I don't understand the the code in documentation of cudaMallocPitch() function

// Host code 
int width = 64, height = 64; 
float* devPtr; 
size_t pitch; 
cudaMallocPitch(&devPtr, &pitch, 
                width * sizeof(float), height); 
MyKernel<<<100, 512>>>(devPtr, pitch, width, height);

 // Device code
__global__ void MyKernel(float* devPtr, 
                         size_t pitch, int width, int height) 
{ 
    for (int r = 0; r < height; ++r) { 
       float* row = (float*)((char*)devPtr + r * pitch); 
       for (int c = 0; c < width; ++c) { 
          float element = row[c]; 
       } 
     } 
}

I don’t understand we have already used GPU, why use loop in kernel function ?
Can anyone help me, thank you very much !

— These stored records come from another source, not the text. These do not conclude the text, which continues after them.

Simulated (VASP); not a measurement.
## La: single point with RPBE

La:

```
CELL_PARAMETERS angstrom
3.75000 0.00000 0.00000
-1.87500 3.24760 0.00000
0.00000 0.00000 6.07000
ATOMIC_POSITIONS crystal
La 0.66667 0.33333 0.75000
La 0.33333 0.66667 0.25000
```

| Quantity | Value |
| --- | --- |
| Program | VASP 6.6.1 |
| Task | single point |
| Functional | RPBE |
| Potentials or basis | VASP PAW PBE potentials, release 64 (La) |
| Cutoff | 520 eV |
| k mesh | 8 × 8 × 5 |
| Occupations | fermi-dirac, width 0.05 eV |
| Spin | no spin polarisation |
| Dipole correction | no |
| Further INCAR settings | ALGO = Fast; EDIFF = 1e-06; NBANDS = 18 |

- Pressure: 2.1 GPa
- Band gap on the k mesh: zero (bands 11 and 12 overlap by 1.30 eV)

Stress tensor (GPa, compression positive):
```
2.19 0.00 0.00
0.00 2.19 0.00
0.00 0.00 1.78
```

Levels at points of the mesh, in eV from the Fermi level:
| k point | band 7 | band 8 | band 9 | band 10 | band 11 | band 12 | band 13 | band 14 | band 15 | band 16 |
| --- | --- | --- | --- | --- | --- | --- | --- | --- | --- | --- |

You don’t have to use a loop. The loop is not the important part there. The important part there is this line:

float* row = (float*)((char*)devPtr + r * pitch);

which demonstrates how to get a pointer to the first element of a row in a pitched allocation.

If you review the runtime API documentation for cudaMallocPitch:

http://docs.nvidia.com/cuda/cuda-runtime-api/group__CUDART__MEMORY.html#group__CUDART__MEMORY_1g32bd7a39135594788a542ae72217775c

you will see that only that line of code is given as an example.

Thank you very much!